It's a black art, especially if you have to use Microsoft :-)

> Anyway this is what it was suppose to say:

> Firstly I want to thank you for your reply.

You're welcome.

> My boos wrote this down so I'm gonna quote it to you.
> " We have a freeBSD box in the motor industry that was installed by a
> propeller head and we have to maintain the system.
> We have a xyabyte 2 gig tape.
> We want to make a complete backup of the drive (system + programs). We have
> used the tar command to boackup the source on the /home directory

Do I understand correctly that you're happy with the way this works?
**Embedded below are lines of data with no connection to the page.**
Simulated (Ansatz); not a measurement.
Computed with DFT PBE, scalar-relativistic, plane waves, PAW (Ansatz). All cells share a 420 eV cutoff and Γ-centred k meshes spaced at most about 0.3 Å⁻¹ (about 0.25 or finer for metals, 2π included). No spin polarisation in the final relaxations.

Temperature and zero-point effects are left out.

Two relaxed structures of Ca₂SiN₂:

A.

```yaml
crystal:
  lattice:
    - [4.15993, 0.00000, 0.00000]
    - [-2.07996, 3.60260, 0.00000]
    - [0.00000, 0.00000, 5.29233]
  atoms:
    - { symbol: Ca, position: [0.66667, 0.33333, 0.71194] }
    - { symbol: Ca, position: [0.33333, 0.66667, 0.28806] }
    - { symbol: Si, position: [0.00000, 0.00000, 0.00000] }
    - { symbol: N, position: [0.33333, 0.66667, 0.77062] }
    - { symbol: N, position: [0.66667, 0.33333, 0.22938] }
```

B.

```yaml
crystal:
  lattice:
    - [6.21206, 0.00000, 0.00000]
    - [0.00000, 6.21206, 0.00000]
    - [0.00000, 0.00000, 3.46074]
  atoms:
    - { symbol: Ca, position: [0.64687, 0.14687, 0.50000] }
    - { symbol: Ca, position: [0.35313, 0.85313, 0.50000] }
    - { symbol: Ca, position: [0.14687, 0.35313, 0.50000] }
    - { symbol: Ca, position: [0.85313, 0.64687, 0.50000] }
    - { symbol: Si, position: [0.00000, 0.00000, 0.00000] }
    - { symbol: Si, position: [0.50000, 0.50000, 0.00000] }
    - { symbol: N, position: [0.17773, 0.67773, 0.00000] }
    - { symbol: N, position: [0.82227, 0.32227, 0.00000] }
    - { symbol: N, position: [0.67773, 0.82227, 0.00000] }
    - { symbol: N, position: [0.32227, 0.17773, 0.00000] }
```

> but as with dos , xcopy/s will copy one complete drive to another
> excluding hidden system files and bingo you type sys command and you
> have a bachup drive.  Question: Can you use the tar command to
> backup from / eg everything?

OK, to be sure that I understand the question: you have enough space
on some other disk to make a complete copy of /home, and you want to
know how to do it?  I'll assume that you have the disk already mounted
in the file systems--if not, contact me and I'll explain that too.

Let's assume that you have a file system called /home2.  The name's
not important, of course, but it *is* important that you don't have a
file system mounted under /home (like /home/backup).  There are a
number of ways to do it, but I would think that the easiest is:

  cp -Rp /home /home2

Do this as root, and you get all the files, including hidden and
device files.  It copies symbolic links rather than their contents,
which is probably what you want here.  You can get more information
with

  man cp

Alternatives with tar and cpio are more complicated.  Here's the tar
version:

 cd /home; tar cf - . | (cd /home2; tar xf -)

No, I won't go into the details of what that all does.  It's in most
introductory sysadmin books (Nemeth and Co. is the one to buy).